Data Federation and Trustfall

2023-08-29

Data federation is an approach that consolidates data from multiple sources into a single virtual view. This method eradicates data duplication and the formation of data silos, currently drawing significant attention from industry players like Databricks, Starburst, and major cloud providers such as AWS (Athena and Redshift Spectrum). But why is this trend gaining momentum?

Daniel Abadi says in his post about the subject “Thirty years ago it was already commonplace for large businesses to have hundreds — even thousands of different database instances managing data from the variety of different applications running at that business”. This situation resulted in the proliferation of data silos, complicating the retrieval of answers that required combining information from various sources.

Traditionally, organizations addressed this challenge by building ETL (extract, transform, load) pipelines to centralize data into a single warehouse, such as AWS Redshift (where I had the opportunity to work during my time at Amazon :P). However, this approach introduces friction, requiring ongoing pipeline maintenance. Moreover, running these jobs continuously may impact application performance, leading many to schedule batch jobs at night, resulting in a centralized view that is at least one day delayed.

A contrasting approach involves employing a data federation system capable of translating user requests across different data sources. This becomes especially valuable when merging data from different sources.

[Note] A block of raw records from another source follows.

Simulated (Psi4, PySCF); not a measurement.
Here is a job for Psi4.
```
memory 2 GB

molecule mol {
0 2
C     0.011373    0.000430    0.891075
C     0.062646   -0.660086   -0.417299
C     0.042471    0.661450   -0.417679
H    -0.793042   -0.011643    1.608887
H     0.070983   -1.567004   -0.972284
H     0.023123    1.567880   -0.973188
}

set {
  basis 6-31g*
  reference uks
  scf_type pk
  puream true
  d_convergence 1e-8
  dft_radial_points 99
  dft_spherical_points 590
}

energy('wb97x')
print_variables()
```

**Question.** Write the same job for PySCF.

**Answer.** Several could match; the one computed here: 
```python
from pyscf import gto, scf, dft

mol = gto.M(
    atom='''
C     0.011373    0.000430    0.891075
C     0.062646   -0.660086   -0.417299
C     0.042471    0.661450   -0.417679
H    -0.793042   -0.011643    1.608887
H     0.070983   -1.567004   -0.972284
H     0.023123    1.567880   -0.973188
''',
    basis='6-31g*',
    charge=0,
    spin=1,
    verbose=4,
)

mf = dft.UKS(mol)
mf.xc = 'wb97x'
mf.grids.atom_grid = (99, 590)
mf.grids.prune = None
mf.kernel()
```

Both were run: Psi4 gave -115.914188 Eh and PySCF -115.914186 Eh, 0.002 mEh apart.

This methodology enables the retrieval of more "fresh" data, querying directly from where it resides. A practical example involves using Presto to query diverse data sources.

Digging into the Presto architecture, outlined in the Presto white paper, the coordinator manages complex tasks like optimizing query plans, while the optimizer/planner transforms SQL queries (SQL is a declarative language, so it does not tell HOW things should be executed, but WHAT the user wants) into executable plans. It will also break the request into smaller tasks and split it between the workers so it can be run in parallel. Presto's ability to return results incrementally, rather than waiting for completion, adds to its appeal.

But we were talking about taking a user request and translating it into the commands of different data sources, so let’s jump into the worker which is responsible for fetching the data from a diverse set of data sources. To connect Presto to the rest of the world, you need to implement the Connector interface. It is the Connector which will helps Presto translate its internal representation to where the data is stored.

Presto provides a unified database feel for answering queries, but what if we could query different APIs as seamlessly as we do with Presto?

Querying (almost) everything

Enter Trustfall, a Rust-based project enabling users to query almost any data source, from APIs and databases to various files on disk — and even AI models.

To connect Trustfall to diverse data sources, users need to define the schema and craft an adapter capable of communicating with the data source. As the user sends a query, the frontend compiles it into a lazily evaluated intermediate representation. During interpretation, the adapter is invoked to fetch the required data. For more insights, check out this informative talk.

This approach allows you to do very cool things such as cross-API queries. We can see a demo of a query responding “Which GitHub Actions are used in projects on the front page of HackerNews with >=10 points?” (which is available on the repo readme)

Why am I talking about Trustfall?

Well, it's an interesting project :). But I also got the chance to collaborate with it a little bit.